Crashing - Not BSOD - More Frequent Under Heavy Load

MartyrB

Prominent
Mar 29, 2017
10
0
510
Okay so I've literally tried everything I can think of at this point, from drivers and updates to flashing the mobo.. I'm literally pulling my hair out over this because I can usually fix any issue.

The issue usually occurs under heavy load, but can also happen under very little load, and it's quite random.. sometimes I can game and stream at full quality for 8 hours without a crash, other times it will crash 2 minutes into a stream and then again 5 minutes later. Screens will flash black for a few seconds and then return, most programs seem to reload but others need to be completely restarted. I've never had a BSOD and Event Viewer doesn't seem to show anything about it.. My GPU does get a bit hot but I know that's not the issue due to it being the second GPU that's been through this system as the first one died of old age but was also having the same issues. I've tried literally everything I can think of over the past year, I've just been dealing with it until my new rig is built but I want to give this to a friend now so I would love to fix the issue. I don't even know the amount of times I've reinstalled windows or updated drivers but I'm almost certain it's not that.

Here is my system and temps (I have a lot running atm to show temps at a decent load): https://imgur.com/a/OrJUw
Furmark @ 1080p: https://imgur.com/a/FQrVI

If required I can probably force a crash and monitor w/e you suggest? I have ran things like prime95 for a day without it crashing so I'm really not sure?
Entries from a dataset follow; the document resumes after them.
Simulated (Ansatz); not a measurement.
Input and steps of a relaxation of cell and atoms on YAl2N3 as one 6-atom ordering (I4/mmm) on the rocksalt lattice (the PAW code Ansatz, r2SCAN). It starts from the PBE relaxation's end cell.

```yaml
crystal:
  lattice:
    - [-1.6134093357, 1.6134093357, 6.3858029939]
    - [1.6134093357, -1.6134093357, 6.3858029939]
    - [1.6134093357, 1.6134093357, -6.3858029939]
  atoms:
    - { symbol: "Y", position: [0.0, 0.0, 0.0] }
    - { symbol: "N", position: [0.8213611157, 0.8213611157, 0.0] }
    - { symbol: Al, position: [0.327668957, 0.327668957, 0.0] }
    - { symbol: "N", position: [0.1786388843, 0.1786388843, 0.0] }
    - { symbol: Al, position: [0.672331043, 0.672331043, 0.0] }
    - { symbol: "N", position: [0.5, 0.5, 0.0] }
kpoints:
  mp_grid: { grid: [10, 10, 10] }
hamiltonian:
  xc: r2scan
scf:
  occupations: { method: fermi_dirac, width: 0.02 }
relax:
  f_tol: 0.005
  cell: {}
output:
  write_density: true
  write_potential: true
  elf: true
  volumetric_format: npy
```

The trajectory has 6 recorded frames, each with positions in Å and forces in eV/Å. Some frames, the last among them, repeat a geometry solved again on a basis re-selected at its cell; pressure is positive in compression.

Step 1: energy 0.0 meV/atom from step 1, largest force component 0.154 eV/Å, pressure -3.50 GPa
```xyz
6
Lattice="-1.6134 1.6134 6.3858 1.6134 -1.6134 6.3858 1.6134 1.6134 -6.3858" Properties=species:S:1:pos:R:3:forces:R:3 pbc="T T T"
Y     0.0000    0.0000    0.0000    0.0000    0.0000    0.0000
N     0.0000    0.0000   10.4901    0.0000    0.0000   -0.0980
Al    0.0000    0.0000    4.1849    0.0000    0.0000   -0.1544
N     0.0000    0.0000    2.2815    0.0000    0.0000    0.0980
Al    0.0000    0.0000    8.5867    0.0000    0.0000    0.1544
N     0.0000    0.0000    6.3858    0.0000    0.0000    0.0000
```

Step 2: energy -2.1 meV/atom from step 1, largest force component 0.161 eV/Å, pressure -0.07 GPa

Please help me, think of my friend without a PC <3
 
Solution
I don't think anything was damaged because you had an older version of bios. At most, it would have introduced some instability that could have accounted for some of the crashes, but that should have gone away with bios update.

As for bad wiring, I had a rig once in a place that had horrid wiring, and totally ruined my psu as a result even though I moved some time after. Surge protection should have mitigated the worst of it though. I'd still get a voltmeter and check it, cause at this point there isn't much else you can do.
It can be several things. The fact it happens more often under heavy load suggests to check first the psu voltages (part 2 of the test is the important part for you):
https://www.wikihow.com/Check-a-Power-Supply
to see if they're still within tolerances.
Then check your gpu. You say you ran furmark but I'd be surprised if it didn't crash after a while if it's either gpu or psu.
You've run prime95 so try testing memory next. You can try switching the sticks around, using different slots (a1/b1 vs a2/b2 and so on) and even trying with a single stick to see if you still have the issue. You can run memtest but it's not conclusive and it's recommended minimum 8 passes if you do run it.
As for event viewer, look around the timestamp of the crash +/- few minutes and look for events that say critical (have red circle with a ! through it).
 
The PSU is well above what is required for the system (750W) as I planned to use it for a future system, but have decided to just completely rebuild now.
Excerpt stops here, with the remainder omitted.